In our latest installment of our Why You Should Never Let Amazon Produce Your Enhanced Content series, we examine this three-minute marketing video in which an Amazon representative attempts to sell us on the benefits of Amazon’s options for enhanced content.
Let’s freeze a couple of frames in this video to better understand how it proves, without a doubt, that you don’t want Amazon to ever produce enhanced content for your products.
Where do I start? First of all, is this A+ page selling dogs, or worse yet, dog paws?
Amazon rules require that product images are of the product. The page in this frame would get immediately rejected by the A+ team because it does not show images of the product. A quick glance creates customer confusion, not exactly what a vendor wants their product content to do.

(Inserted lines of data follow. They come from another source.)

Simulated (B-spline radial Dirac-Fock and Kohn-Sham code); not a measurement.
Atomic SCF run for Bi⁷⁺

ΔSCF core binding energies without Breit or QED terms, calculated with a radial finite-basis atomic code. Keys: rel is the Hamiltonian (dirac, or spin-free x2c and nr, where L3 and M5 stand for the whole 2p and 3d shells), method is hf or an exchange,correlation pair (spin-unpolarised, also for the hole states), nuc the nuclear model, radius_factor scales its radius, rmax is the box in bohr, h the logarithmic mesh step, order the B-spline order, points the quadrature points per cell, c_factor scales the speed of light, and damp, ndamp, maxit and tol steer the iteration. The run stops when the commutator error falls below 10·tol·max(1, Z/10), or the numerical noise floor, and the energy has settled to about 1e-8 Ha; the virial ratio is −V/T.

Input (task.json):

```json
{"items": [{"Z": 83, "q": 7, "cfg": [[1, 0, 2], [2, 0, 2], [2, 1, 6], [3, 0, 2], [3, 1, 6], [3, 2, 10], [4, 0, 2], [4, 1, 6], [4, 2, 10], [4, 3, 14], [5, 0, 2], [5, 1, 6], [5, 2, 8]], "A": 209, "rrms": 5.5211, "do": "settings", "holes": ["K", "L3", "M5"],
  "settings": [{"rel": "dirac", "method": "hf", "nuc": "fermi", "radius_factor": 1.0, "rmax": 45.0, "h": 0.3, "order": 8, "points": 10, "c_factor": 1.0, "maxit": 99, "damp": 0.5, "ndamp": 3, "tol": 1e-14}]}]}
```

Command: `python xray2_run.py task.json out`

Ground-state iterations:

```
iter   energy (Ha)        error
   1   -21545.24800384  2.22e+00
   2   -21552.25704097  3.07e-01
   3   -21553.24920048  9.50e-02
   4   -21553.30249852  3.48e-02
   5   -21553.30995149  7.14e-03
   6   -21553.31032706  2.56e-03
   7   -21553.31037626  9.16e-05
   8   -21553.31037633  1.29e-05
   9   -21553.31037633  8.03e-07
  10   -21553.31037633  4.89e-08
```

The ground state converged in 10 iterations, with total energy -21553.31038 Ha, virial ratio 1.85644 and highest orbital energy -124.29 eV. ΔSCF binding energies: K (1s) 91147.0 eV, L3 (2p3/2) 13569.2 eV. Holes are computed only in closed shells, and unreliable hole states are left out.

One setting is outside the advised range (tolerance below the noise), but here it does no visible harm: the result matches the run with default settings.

As for the text… where do I stop?
The text is difficult to read on YouTube, but here are some highlights to consider:
- “An essential tool for homes with pets, the all natural dog bone is great for all your pet needs.”
A dog bone is a “tool” and it’s really “great for all your pet needs”? Will it walk and wash your pet too?
- “They are also shown in improving the dog’s dental health by giving the dog a chance to exercise gums and scrape teeth.”
Did a native-English-speaking marketing person really approve this sentence?
- “Do you want something that you know only has natural ingredients.”
This question-cum-declarative sentence is playing fast and loose with the all-natural speech and grammar patterns of humans, and it’s also the last sentence of the description. I guess it ends in a period instead of a question mark because there’s really no answer.
And don’t fret about the wealth of minor grammatical errors in this two-section description. Consumers don’t need good grammar, AKA “accurate information,” to make a buying decision, so vendors certainly don’t need a copyeditor’s time to be included in this service.
As for the section headers, usually considered the best avenue for conveying at-a-glance user-benefit product information, here’s what the A+ example shows:
- From Our Home, to Yours
Again, I ask myself, are they selling dogs?
- All Natural for your Dog
And again I wonder, what’s the value of a copyeditor?
Let’s look at another frame:
Here we get to the heart of the matter: Amazon’s new self-service template option in Vendor Central. Notice the prices: For a mere $500, you can purchase space on your product’s page that will house the content you create. That’s right: $500 to describe your product, so consumers know what they are buying. Fair enough, a slotting fee. And for $2,000, you can let Amazon produce the same kind of awesome A+ content you’ve just seen in this video.
Over the next 20 seconds of the video, we are shown how to purchase this service from Amazon. The video says nothing about the turnaround time to build the pages, the rounds of content revisions you won’t get, or the control you won’t have over your messaging. But it does show you how easy it is to submit your order and pay Amazon.
And let’s remember this video is Amazon’s own example of product content for one of their newest products (the self-service template). You’d think they might have invested more energy in the content. Shown the actor the script a few times prior to filming so he knew what he was supposed to say, developed product content that actually demonstrated the features of good content called out in the video, trained the dog to act out the metaphor of looking lost instead of looking like she was just following treats…
All kidding aside, if this video is representative of the importance Amazon places on content production, do you want them to have a say over your content?